This week, after growing and building my Facebook group for 3 years, I made the difficult decision to archive it. Though I alluded to my members, in my last post, that time management was the sole reason for closing the group down, it is only partially true.
Yes, my business is growing and I have to be smart about how I spend my time but honestly, time would not have been an issue if it weren’t for the following reasons.
5 Reasons I Chose To Close My Facebook Group
1. I’ve lost that loving feeling. Unfortunately, checking in and monitoring the group began to be a chore. I no longer enjoyed interacting with my members and found myself being curt or disrespectful to genuine inquiries.
That isn’t fair to them and I’m sorry if you ever felt snubbed or stupid for asking questions in my group.

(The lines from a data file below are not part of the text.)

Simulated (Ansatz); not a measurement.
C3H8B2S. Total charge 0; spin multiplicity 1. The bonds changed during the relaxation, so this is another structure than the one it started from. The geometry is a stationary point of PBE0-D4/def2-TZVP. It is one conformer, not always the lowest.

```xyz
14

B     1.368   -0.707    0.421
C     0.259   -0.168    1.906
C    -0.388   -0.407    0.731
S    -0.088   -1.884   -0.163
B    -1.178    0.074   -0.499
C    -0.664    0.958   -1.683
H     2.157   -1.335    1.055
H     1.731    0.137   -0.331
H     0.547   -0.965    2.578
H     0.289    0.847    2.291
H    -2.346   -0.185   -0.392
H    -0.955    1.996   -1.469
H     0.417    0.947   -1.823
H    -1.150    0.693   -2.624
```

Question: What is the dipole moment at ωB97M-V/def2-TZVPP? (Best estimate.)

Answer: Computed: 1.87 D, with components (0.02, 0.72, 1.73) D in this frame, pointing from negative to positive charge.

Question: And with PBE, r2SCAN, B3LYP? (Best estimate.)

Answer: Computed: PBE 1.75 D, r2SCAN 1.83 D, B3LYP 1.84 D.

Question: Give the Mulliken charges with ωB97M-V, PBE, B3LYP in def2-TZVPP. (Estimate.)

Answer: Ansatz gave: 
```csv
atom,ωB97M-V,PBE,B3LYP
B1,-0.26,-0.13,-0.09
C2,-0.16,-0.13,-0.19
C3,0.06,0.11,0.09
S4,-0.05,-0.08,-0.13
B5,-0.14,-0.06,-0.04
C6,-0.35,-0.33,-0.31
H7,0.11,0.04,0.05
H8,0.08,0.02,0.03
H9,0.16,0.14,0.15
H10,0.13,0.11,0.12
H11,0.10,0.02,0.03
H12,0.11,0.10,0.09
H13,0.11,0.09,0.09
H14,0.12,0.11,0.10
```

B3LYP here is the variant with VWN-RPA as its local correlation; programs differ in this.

I love blogging. Whether you do it as a hobby or a business, you are a newbie or seasoned blogger, you deserve to have a space that nurtures you and lifts you up. Your admin should be present and interactive.
I struggled to be that.
2. My group was based on strategies I no longer believed in. From day one, the group was focused on share threads. Bloggers could post their newest articles and find posts by others to read and share.
As a newish blogger, I thought this was an excellent way to find new readers and grow my blog.
I no longer believe this is a good, long term strategy for bloggers. Your traffic depends on you participating in these threads everyday.
And when you don’t, your pageviews plummet. Plus, commenting and sharing others from the thread is time consuming.
- Are you even reaching your target audience in these threads?
- Are you reciprocating just to be nice even though you aren’t their avatar either?
- Are you getting a good return for your time investment in share threads?
If you have been blogging for over a year, and you are still participating in share threads on Facebook, I implore you to find better strategies to grow your blog.
3. I didn’t want to be a bitch. You have no idea how hard it was for me to keep my mouth shut.
Between the link droppers, the newbies thinking they could fast track success, and the know it all, self-promoters, I’m surprised my teeth didn’t explode through my pursed lips.
So many times I found myself deleting my reply comments before I posted them. Sometimes after. Some days I would want to scream, “You’re doing it all wrong!!!”.
But these types of bloggers don’t want to listen because they believe that getting their voice out there includes spamming. I hate censoring myself but I didn’t want to infest the group with negativity.
Maybe I should have been more selective about who I let into my group. Live and learn I guess.
4. I should have stuck with my original plan. I started the group for midlife women and wanted to keep it maxed out at 50 participants. But I folded to pressure and outside influences and have regretted that ever since. I fell victim to the adage that more is better. It’s not.
5. It didn’t move my needle. Once I opened up the group to all bloggers, there was an influx of serial joiners and BTB entrepreneurs.
You know the ones I’m talking about.
The ones that join as many groups as they can.
I felt like I sold out and lost control of the group. I don’t even think most of the members knew who I was.
It was just another group to add to their list on their spreadsheets.
While I strongly believe in giving back and fostering a strong sense of community, I also think that a Facebook group, in some minute way, should help move your own blog business forward.
And yet my Facebook refers to my blog remained dismal at best. People weren’t interested in me or my message.
Facebook groups are a lot of work. It may be selfish to say but I was left with a strong feeling of “what’s in it for me?”.
I know these reasons are ultimately my own fault. I let it come to this.
Unfortunately, I have probably abandoned a few bloggers that needed my help. If you are one of them, please do not hesitate to reach out to me through email or my Facebook page.
You never know, I may start a new Facebook group in the future. It would be different for sure. More focused. More niched.
I know who I would want to be a part of it.
I would want midlife women, who want to make money blogging, but not a crazy amount like $25k a month.
The women I would want to join me wouldn’t be afraid to invest their time and money into their blogs but they also wouldn’t want their blogs to consume their lives.
These women know what they want from their blogs but also have no intentions of being a super blogger that blogs, does podcasts and creates a million courses.
These midlife women have worked enough hours through their lifetimes and want to enhance their second halves with personal purpose and financial freedom.
The midlife women I want, believe in peace and balance. If this sounds like you, let me know in the comments. Maybe I’ll do it.